So throughout the poem there’s a tension, or dialectic, between chaos, vulnerability and mortality on the one hand and, on the other hand, order, affection and life. The old man is “atilt,” the black lab “lops,” the old woman “dodders” and “tips” down the path, and even the flowers “spill” from upside-down watering cans. Yet the old man is able to limber up and throw the ball still farther. The dog is indefatigable, and even the weakened old woman’s “green tank” has a “sweet vein,”—a reservoir of a bit more “breath” and a few more days or months.

The grass’s “rippling” strikes me as appealing and pretty, but it must go in the same worrisome column as the “wild elsewhere in our world.” Still, the man’s made a “path” for her there, and that path is “trim, soft underfoot.” The untamed and the comfortable are in a constant back-and-forth. The flowers spill, and the old man cannot name the third species of flora; so he relegates it to that same “wild elsewhere,” which he will one day “tend.”  (And what a magnificent, provocative phrase we’re given in a “wild elsewhere.” Are all our elsewheres "wild" by definition?). 

In Baker’s wonderful last line, that unnamed flower—wild and therefore chaotic—will nevertheless come when he calls for it. It will be tamed, like the dog or the “split rails” that are “docked” (like carefully arranged boats in a marina)  “along the front walk.”  In the yard “every inch” is “pruned” into “fine blossom” and made “miniature.” The stones are “set.”  Nothing is left to chance.

I hear echoes of Yeats’ fondness for manicured nature, as in “The Wild Swans at Coole,” rather than Wordsworth’s passion for mountains which are themselves passionate, full of winds and storms that both menace and instruct him. In Baker’s poem humans are engaged in a lovable effort to manage nature and wildness. That could easily be mocked as a sterile, mechanical, foolishly neoclassical, micromanaged scene; but Baker sees the humanness of it all and smiles. Man, “mother,” and dog will lose their struggle against chaos, wildness and death, but for the moment the speaker embraces them. Even in the lab's repetition of returning with the ball, we see a desire for harmony, order, affection. Throughout Baker's homey dialectic, the speaker himself becomes one more “true lover,” a benevolent sharer of a scene he’s tended for us.

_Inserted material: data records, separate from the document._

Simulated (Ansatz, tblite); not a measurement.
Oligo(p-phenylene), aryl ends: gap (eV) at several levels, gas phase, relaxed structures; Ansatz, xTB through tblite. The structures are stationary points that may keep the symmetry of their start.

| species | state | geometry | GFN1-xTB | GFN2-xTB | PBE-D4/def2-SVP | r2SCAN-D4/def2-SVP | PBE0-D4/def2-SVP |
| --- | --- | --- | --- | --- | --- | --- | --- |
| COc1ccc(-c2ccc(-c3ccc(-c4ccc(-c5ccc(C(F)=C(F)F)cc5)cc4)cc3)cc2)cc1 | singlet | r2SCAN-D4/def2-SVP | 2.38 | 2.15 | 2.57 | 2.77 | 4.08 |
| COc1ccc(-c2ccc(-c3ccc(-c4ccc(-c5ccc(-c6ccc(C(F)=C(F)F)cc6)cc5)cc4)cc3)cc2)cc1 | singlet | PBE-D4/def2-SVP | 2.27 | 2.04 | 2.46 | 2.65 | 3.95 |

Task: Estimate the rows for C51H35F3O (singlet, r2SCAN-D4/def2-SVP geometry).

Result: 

Old Man Throwing a Ball by David Baker : The Poetry Foundation


Hannah Stephenson said...

Oh, I love David Baker's work. I agree about this poem being sweet (and almost dangerously sentimental), which I love. took the old woman to be the mother of the "old guy." She is as old as the sky (super old), whereas he is a little old, but limbers up quickly when he starts to throw the ball.

I don't know about down-spread...I can picture it. I think it's what you suggest, that they are tilted down.

The back and forth of this poem (about age, about playing catch and catch up, about homes and gardens and wildness).

If the woman is the man's mother, it's also a bit heart-breaking (and inevitable) to think of the child tending the ailing parent, isn't it?

Anonymous said...

I will have to read this again, but I assumed the mother in question was an old lab and the mother of the agile dog. She's given up the games because agility has won over experience.

The last line is beautiful, the music and mystery of it.

Stickup Artist said...

I had an odd take. The poem made me think about how when people get old, their world starts to shrink. In this case, to the garden. And I think the garden, each other, the oxygen tank, and the dog are all karma. All-in-all, the two of them did pretty well over the long haul...

RuneE said...

I'm afraid that all I can add to this somewhat strange poem, is that oxygen tanks are white (at least in Europe, but it is an ISO-standard).

And, I too, felt that the mother was the dog's mother and the green cylinder a kind of dog's toy.

Ken Mac said...

Your photos are always poetic in themselves.

Back at my joint, the hotel is fairly gussied up inside now. Far different from a few years ago when a sign reading "if you don't return your towel we won't return your $5 deposit" stood in the lobby..back when hookers roamed the warf..

Stickup Artist said...

I forgot to answer your question about the color/lighting in my last post. The chapel is actually a beige color, but the late afternoon (after a winter storm cleared) light gave it that hue. A typical sunrise/sunset phenomenon for these parts as you noted.

Pasadena Adjacent said...

Start talking to folks and your going to find that everyone knows or has 'a basement son.' The man who fails to launch and lives his life with his mother. I have one - my brother. And I've watched in wonder, these two characters. Then the animal they share. That gives both a certain focus. They both love the animal. Everyone has been domesticated, castrated and wild things are long gone.